The Last Laps

The racing at the final Reno races was good until it wasn’t.


For its “Final Flag” finale, Reno delivered the now expected mix of both hotly contested races and high-speed processionals.

With the remaining hot-rodded Unlimiteds almost universally sitting out the event for lack of funds or with future record-setting goals in mind, the Unlimited field was narrowed down to Steve Hinton Jr. in the approximately 470-mph Bardahl Special as the runaway presumed winner, with the super-sized Dreadnought locking up second at perhaps 460 mph, followed by the remainder of the Sanders family’s Sea Furys and a flock of variously prepped P-51 Mustangs and the odd P-40 and P-63 for variety.

Jeff LaVelle.

The best high-speed racing was, as usual for the modern era, set up in the Sport class where Gold division regulars Jeff LaVelle and Andrew Findlay both arrived seriously looking to win. This now famous, friendly but intense rivalry drove qualifying speeds up to 410 and 406 mph, respectively, and with spare engines on hand everyone anticipated a delicious week of firewalled Sport Gold action. It was also soon apparent that Sean VanHatten and Tom McNerney were right on top of each other for third and fourth spots, and indeed the pair put up very close cat-and-mouse heat racing as they sized each other up for Sunday’s final.

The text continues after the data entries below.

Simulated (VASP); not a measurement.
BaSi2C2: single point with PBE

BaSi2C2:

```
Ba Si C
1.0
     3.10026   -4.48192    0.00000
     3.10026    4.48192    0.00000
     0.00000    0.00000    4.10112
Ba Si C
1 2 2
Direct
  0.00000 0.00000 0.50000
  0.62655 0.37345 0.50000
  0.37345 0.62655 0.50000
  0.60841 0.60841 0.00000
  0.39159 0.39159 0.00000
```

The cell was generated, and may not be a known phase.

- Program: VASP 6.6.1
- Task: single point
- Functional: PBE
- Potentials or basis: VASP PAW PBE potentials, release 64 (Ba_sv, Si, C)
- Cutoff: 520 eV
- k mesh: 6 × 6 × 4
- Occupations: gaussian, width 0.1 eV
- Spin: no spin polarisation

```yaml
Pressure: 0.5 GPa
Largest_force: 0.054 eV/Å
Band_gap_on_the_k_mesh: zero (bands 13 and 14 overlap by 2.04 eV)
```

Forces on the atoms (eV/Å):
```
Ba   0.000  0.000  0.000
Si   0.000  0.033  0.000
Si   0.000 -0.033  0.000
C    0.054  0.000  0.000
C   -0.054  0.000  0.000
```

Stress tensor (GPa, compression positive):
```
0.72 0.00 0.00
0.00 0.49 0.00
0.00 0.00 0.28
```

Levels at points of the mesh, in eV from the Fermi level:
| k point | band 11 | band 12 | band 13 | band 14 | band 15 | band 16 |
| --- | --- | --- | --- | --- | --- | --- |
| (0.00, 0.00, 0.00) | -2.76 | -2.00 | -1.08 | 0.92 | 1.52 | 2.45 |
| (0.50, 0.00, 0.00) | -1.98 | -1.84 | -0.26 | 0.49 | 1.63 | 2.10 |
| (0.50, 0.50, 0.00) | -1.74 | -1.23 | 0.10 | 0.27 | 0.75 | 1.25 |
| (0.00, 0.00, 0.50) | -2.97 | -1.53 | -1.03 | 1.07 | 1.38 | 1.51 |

Jeff LaVelle’s Race 39 Glasair III.

In Formula 1 it was sure to be Justin Meaders in Limitless and Josh Watson in Fraed Naught whipping each other like side-by-side charioteers with Justin Phillipson mixing in as possible with his No Strings Attached. Due to the fallout of an unfortunate lawsuit last year, there was no Biplane racing this last year.

Andrew Findlay.

Underscoring the fragility of the well-worn Unlimited iron, we arrived at Reno-Stead just in time to watch poor Dreadnought—the most reliable high-speed Unlimited of all time—finally succumb to engine failure. Pulling off course in a chuffing, smoking fit of backfiring, Joel Swagger got “The Buick’’ safely on the ground. But with screens full of metal, Dreadnought was hors de combat by Tuesday afternoon. No one else was in the same zip code as Stevo in the Bardahl Special and for all the parading around in Unlimited during race week—some of it at embarrassingly economy throttle settings—the field finished as qualified. That made Stevo the final Unlimited Gold champion.

The Formula 1 contest was spiced by Meaders mysteriously encountering low power in Limitless. This allowed Phillipson and his fast accelerating but top-speed-limited No Strings Attached to actually best Watson in Fraed Naught on Thursday, but order was restored for Sunday’s Gold final where Watson simply drove off into the win, followed by Phillipson solidly in second and Meaders playing catch-up to take third. He had started last after poor heat race finishes.

Andrew Findlay’s Lancair Super Legacy.

The Formula 1 and T-6 Gold races were the only Gold races actually run as the event was stood down following the horrid T-6 midair and loss of veteran racers Chris Rushing and Nick Macy. The pair had just finished first and second, respectively, only to tangle in the landing pattern in the base-to-final turn with fatal results for both. The final races could have been run, but with their close personal ties to the T-6 competitors, the Unlimiteds elected to not race, while the Sport class elected to run. With the Jet class indecisive RARA said enough and canceled all remaining contests.

It was the most unsatisfactory finish imaginable to six decades of Reno racing. Certainly the LaVelle/Findlay match went to LaVelle, his very impressive eighth Sport Gold championship. This was earned as LaVelle was on pole and hot all week while Findlay lagged at the starts due to a slow-responding engine. He had the issue identified and fixed for Sunday but the race was not run and the results set per the heat race finishes. That made LaVelle the final Reno Sport Gold champion.

Additionally, VanHatten and McNerney have unfinished business. This could have been a real dogfight but was left hanging into racing’s indefinite future. To understate it, we’re all ready for a rematch as soon as possible.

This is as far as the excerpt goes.